My prayer probably would have been focused on asking God to protect me from the threats and harm of the rulers, or to somehow change the hearts of the rulers so that I could feel comfortable proclaiming the gospel of Christ without having to face such harsh opposition. But that is not how Peter and John prayed. They did not pray to be relived of the opposition. No, instead, they prayed that they would be able to continue speaking God’s word with boldness in the face of the opposition. The recognized that their flesh might become weary in such a circumstance so they ask God to grant that they might be able to continue with all boldness while God reveals Himself through signs and wonders, for His glory alone.
This is a good reminder for me. When I am facing opposition, don’t offer God the quid pro quo prayer request. Don’t negotiate open doors, green lights, and red carpets in exchange for obedience. Don’t spend all my time asking God for the opposition to cease when I could be appealing to Him for the strength, boldness, and courage to respond in obedience regardless of the cost and in the midst of opposition.
Now when they saw the boldness of Peter and John, and perceived that they were uneducated, common men, they were astonished. And they recognized that they had been with Jesus.
(Acts 4:13 ESV)
I’m having a hard time moving off of Acts 4 because there are so many little things that I feel compelled to call out in my notes as I read through the chapter. Take the verse above for instance. The line that grabbed me was, “they recognized that they had been with Jesus”. My first thought was, that’s what I want. I want people to be able to recognize that I’ve been with Jesus. Now, I could come up with plenty of sound and logical ideas for how to help that come about but if I just look at the context of Peter and John, it seems to come down to a few specific things.
- Boldness – the rulers, elders, and scribes saw a boldness in Peter and John. Apparently, that’s what happens to a person after the Holy Spirit has come upon them. This statement about boldness should not be perceived as an observation and appreciation for the courage of Peter and John so much as it is an acknowledgment of the power of the Holy Spirit. As the Spirit was leading and guiding Peter and John into all truth, they were equipped and empowered to speak the word without fear.
- Uneducated and common – whereas the observation of boldness should be attributed to the Holy Spirit, Peter and John get to take all the credit for this one. Remember, these guys were fishermen before Jesus called them to Himself. Now, they are proclaiming the gospel with boldness before the religious leaders of that day. This is a perfect example of God using what is foolish in the world to shame the wise.
- They had been with Jesus – this is the key to everything. It’s the conclusion that is reached by the rulers, elders, and scribes as they consider how such common and uneducated men can teach so boldly. Peter and John had spent the best and most exciting three years of their life walking with Jesus and learning from Him. Through that time, they came to an understanding of how Jesus had come to fulfill the law and that no man can come to the Father except through Him. They witnessed his active obedience to God the Father as He lived a perfect and sinless life, as well as His passive obedience of humbling Himself to death, even death on a cross. And in His absence, the Counselor had come to dwell within them to empower them as they continued to fulfill their mission of making disciples of all nations.

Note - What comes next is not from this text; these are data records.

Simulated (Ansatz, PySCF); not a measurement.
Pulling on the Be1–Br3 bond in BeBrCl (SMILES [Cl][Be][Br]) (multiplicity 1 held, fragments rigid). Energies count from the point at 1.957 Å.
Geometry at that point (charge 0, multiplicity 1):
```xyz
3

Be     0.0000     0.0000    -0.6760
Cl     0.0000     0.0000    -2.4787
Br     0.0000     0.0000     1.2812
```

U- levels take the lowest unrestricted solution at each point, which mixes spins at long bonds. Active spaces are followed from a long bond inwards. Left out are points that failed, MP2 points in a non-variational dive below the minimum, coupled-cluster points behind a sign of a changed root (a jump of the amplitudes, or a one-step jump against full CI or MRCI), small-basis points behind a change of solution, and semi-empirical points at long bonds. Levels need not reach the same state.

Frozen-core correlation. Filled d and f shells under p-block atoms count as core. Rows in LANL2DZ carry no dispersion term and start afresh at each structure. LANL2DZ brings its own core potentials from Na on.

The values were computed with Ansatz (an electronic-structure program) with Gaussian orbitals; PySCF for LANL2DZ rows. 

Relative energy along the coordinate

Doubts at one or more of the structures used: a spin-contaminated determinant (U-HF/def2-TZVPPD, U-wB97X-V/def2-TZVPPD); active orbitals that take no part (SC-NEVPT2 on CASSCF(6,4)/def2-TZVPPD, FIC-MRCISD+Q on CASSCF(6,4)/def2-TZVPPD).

My application from this is to not dwell on my perceived deficiencies, hindrances, or limitations. I need to rebuke Satan during the times when he attempts to remind me that I am uneducated and common in my theological understanding and be reminded that I have been given the gift of the Holy Spirit. I need to not quench the Holy Spirit but rather, in humble submission, allow Him to lead and guide me in to all truth. I need to allow the Spirit to manifest within me the same power that raised Christ from the dead and in that power, be bold for Christ’s fame and glory.
If all that is too much to remember, I will just remember this – to be with Jesus. I will practice listening for the voice of the Good Shepherd. I will spend daily time with Jesus, in His word and in prayer, that I might be equipped for every good work. I will abide in Him for apart from Jesus, I can do nothing.
Now Peter and John were going up to the temple at the hour of prayer, the ninth hour. And a man lame from birth was being carried, whom they laid daily at the gate of the temple that is called the Beautiful Gate to ask alms of those entering the temple. Seeing Peter and John about to go into the temple, he asked to receive alms. And Peter directed his gaze at him, as did John, and said, “Look at us.” And he fixed his attention on them, expecting to receive something from them. But Peter said, “I have no silver and gold, but what I do have I give to you. In the name of Jesus Christ of Nazareth, rise up and walk!” And he took him by the right hand and raised him up, and immediately his feet and ankles were made strong. And leaping up he stood and began to walk, and entered the temple with them, walking and leaping and praising God. And all the people saw him walking and praising God, and recognized him as the one who sat at the Beautiful Gate of the temple, asking for alms. And they were filled with wonder and amazement at what had happened to him.
(Acts 3:1-10 ESV)
The above referenced passage reveals the grace of God, an Apostolic miracle empowered by the Holy Spirit, and provides a platform for Peter to share a gospel message with a crowd of people. There is a lot of important stuff going on here. So, please forgive me for not spending too much time discussing those things and instead, just sharing some quick thoughts on some of the nuances of the lame man.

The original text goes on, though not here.